New
#410
Geeks, it's not so black and white.
I can understand that answer from Jason, it seems that he didn't check the whole chain of tweets about the issue where I made it quite clear that I had tried to resolve the hourly GSOD issue with clean install only after it was clear my 17017 was unusable after an in-place upgrade through Windows Update.
If I had only tested a clean install, not an upgrade install through WU, his answer would be valid: officially clean install scenarios are unsupported until they magically become supported the day ISO will be released.
Kari
I have nothing against anyone making an ISO, its their choice.....but one should be prepared for unforeseen problems when doing an ISO on the latest released unverified Insider iteration.

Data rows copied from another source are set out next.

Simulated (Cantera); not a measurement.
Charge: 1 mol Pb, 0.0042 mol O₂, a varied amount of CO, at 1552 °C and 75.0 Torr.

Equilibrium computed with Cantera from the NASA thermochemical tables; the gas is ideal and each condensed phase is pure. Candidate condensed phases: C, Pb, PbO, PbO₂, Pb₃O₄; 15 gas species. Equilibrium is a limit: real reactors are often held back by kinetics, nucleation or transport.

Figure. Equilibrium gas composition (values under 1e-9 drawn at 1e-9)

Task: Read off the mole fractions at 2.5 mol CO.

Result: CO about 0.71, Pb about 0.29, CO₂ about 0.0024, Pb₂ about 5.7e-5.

Making an ISO halfway through the Update process, before restart, mays not be a complete Update.
Missing items could include drivers etc....see attachment posted a day ago of which I am fully in agreement with.
I made ISO out of any single build since it was possible. Some were used to update another computer or VM, some to force update when it wasn't possible another way and few were used for clean install. Saves a lot of time and internet bandwidth. Couple of times I did clean install to troubleshoot problems and than returned to previous build and updated it. Several times I gave it to some friends that didn't know how to do it or had too poor internet or a machine.
Never had to clean install yet, but the fix I found yesterday was going to be my last ditch effort. So far as I'm concerned updating via UUP or clean install both send telemetry to MS in the end. They both send data that MS reads. If UUP fails that gets sent. So MS still gains to correct that process. After all, what good is it if a machine sits with the old build on it? They already have that data.
Since I can say with confidence that I know how the upgrade process works and what is involved, I can also say that while creating an ISO from files in middle of the upgrade process which is missing something, then that ISO creation will fail and also the WU upgrade will fail.
All this means that the upgraded OS won't work if something is missing, no matter if you do it via an ISO or WU. Every single upgrade file is cataloged and using those lists and integrity checks makes it perfectly safe to create an ISO once all files has downloaded and are expanded into it's final state.
Basically, if clean installing from home made ISO does not work, then the upgrade via WU nor OOBE after an upgrade won't work either. It is just the way how the whole system works. Either you have all files, or you don't.
EVERYTHING needed for an ISO creation is included in the upgrade catalog files. If the files exist on your current machine they get copied from there, but if they don't, they get downloaded (this is usually only the files that are actually upgraded). Only thing we really need is the base Windows image, setup files, and WinRE (same as WinPE but with the recovery tools added).
yes, I did delete old file. And as soon as I plug in my usb drives, the green screen appears. I am restoring my backup made from before I started this update and turn off my insider for a while on this computer. Unplugging my other ssd’s Made no difference. Plugging them back in made no difference. But something about my usb’s Makes a difference. I read something similar on MS help page. But they were saying removing usb drives gets rid of volsnap issue during install, which it did; however plugging back usb makes for green screen.
p.s. I do appreciate your help and other member help. That’s what the forum is for—not Fighting.